Wednesday, April 9, 2008

Lending Club Halts New Lenders. Prosper Next?

Lending Club has announced that they're not allowing lenders to invest in loans until they get a few things sorted out with the government (I'm assuming the SEC):

Lending Club has started a process to register, with the appropriate securities authorities, promissory notes that may be offered and sold to lenders through our site in the future. Until we complete the registration process, we will not accept new lender registrations or allow new commitments from existing lenders. We will continue to service all previously funded loans during this period, and lenders will be able to access their accounts, monitor their portfolios, and withdraw available funds without changes.

The borrowing side of our site will remain generally unaffected by this registration process; borrowers can continue to apply for loans and new loans posted after April 7, 2008, will be funded and held only by Lending Club.

Until the registration process is completed, the company will undergo a quiet period and will not be able to respond to press and other inquiries about Lending Club or the registration process during that time.

Lending Club will continue to fund borrower loans using their own money, a most interesting example of being confident that their platform is sound enough to put their own money in. All eyes are now on Prosper. Prosper got started with the SEC back in October last year, but has been quiet since.

Update 3: The PLP link had an interview with Chris Larsen talking about how they went after the regulatory framework from the get-go. Prosper is acting like they believe they're in the clear.

That's enough updates for now.

Update 2: Just go over to Personal Lending Portfolio. They've got all the good goods.

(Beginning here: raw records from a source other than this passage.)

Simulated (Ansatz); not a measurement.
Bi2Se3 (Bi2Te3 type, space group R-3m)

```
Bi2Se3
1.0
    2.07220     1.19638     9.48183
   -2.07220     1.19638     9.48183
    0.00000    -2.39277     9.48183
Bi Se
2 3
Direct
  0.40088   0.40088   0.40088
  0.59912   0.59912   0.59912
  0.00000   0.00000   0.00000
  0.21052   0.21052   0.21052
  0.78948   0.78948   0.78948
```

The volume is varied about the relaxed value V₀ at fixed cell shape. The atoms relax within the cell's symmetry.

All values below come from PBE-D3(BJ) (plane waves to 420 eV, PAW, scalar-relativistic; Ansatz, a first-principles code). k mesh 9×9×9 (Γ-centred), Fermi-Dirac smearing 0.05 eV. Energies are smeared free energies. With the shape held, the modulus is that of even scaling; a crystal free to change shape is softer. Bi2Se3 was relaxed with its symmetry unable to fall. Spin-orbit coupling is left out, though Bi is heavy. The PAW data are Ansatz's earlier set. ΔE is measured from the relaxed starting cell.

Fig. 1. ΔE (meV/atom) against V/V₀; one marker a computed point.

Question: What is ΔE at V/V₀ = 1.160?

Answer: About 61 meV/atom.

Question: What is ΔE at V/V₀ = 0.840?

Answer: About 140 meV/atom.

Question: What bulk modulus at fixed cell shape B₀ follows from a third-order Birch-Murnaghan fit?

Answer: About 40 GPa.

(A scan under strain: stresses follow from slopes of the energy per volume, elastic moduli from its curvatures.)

Update: Why did I go and take yesterday off. Some more digging gives:
The NetBanker article had an official comment from Prosper:

Person-to-person lending is an increasingly popular way for individuals to borrow and lend money at attractive interest rates. Understandably it must be done in a secure and trusted way. While we’re not in position to comment on another company’s regulatory stance, Prosper believes that the way we have structured the Prosper marketplace is in compliance with applicable state and federal laws. Currently Prosper has over 650,000 members, and more than $130 million in loans have funded through the Prosper marketplace.

Tech Crunch added:

Since Lending Club both loans and borrows money from users, instead of connecting them directly, it’s not a pure P2P service. While the legality of its lending practices is not in question, its borrowing practices could be interpreted as the sale of securities, which requires a license Lending Club doesn’t appear to have.

This suspicion has been reinforced by Veronica McGregor, an attorney with the law firm Perkins Coie. She says that “it looks like they are getting themselves a license to buy and sell securities.”